Anyone who is into, interested in, or curious about BDSM can take the test! If you’re brand new, it can be a good starting point to starting to get to know your kinky self. You don’t have to apply a label to yourself if you don’t want to, but answering the questions will give you food for thought and your result will point you in the right direction as you think about what kinky things you might like to try first.

If you’re more experienced, you can still take the quiz! Maybe you’ve been rethinking the role you identify with, or wondering about branching out into other areas of play but aren’t sure where to start. Even if you’re comfortable in the role you normally take, you might just learn something new about yourself.

What if none of the answers really fit me?

We understand we can’t possibly provide an answer option that will suit everyone for each question. If none of the answers feel quite right for you, choose the one that feels the closest in spirit if not in the specific details.

What are the benefits of knowing your BDSM archetype?

People are complicated and multi-faceted. Very few of us fit perfectly within a textbook description of just one role, especially in something as layered and personal as BDSM. However, whether you’re new to kink or just trying to understand your kinky self better, your archetype gives you a starting point.

Much like other archetype quizzes (think Myers-Briggs and so on,) our BDSM test is not meant to be prescriptive. Using a role or label to describe yourself shouldn’t limit you – ultimately, you can try whatever activities and take whatever roles you want, and your kinky identity is valid. A label is a description, not a cage (unless that’s your kink!)

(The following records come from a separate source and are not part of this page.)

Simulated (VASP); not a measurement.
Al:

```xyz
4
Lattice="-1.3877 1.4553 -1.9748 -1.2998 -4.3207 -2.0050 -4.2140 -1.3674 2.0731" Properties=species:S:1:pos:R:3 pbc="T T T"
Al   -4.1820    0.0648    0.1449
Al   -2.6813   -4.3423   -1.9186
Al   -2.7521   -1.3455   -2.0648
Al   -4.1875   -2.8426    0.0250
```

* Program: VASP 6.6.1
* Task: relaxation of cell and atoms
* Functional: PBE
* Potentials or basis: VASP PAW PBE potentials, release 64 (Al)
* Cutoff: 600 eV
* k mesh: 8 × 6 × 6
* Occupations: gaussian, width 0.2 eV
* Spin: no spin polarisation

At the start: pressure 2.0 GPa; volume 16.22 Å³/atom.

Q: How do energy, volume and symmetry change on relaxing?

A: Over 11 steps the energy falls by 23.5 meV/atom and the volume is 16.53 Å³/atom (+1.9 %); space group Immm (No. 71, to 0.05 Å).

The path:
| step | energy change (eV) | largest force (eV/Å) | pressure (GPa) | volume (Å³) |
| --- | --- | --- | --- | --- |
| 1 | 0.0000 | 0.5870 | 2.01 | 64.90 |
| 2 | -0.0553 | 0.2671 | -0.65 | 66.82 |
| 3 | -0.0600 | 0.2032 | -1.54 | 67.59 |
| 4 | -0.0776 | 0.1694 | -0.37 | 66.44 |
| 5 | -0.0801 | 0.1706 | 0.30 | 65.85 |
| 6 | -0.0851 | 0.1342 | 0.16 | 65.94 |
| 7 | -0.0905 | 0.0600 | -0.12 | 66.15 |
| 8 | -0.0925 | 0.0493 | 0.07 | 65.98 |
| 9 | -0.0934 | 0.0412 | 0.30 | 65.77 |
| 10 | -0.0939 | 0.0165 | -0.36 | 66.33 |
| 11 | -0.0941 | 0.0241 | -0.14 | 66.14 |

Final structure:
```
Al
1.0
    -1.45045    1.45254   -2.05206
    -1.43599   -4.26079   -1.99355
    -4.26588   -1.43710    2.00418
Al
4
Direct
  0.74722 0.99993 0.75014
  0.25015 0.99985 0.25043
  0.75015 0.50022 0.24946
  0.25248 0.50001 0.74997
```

Your archetype can also shift and change over time. Maybe you feel like a switch now, but you’ll eventually decide you feel more comfortable labeling yourself as a submissive. Perhaps you feel like you’re mostly in it for the physical sensations right now, but later you’ll find you really enjoy a little power play.

Keep an open mind as you take the quiz. You might get exactly the result you expected, or you might be very surprised!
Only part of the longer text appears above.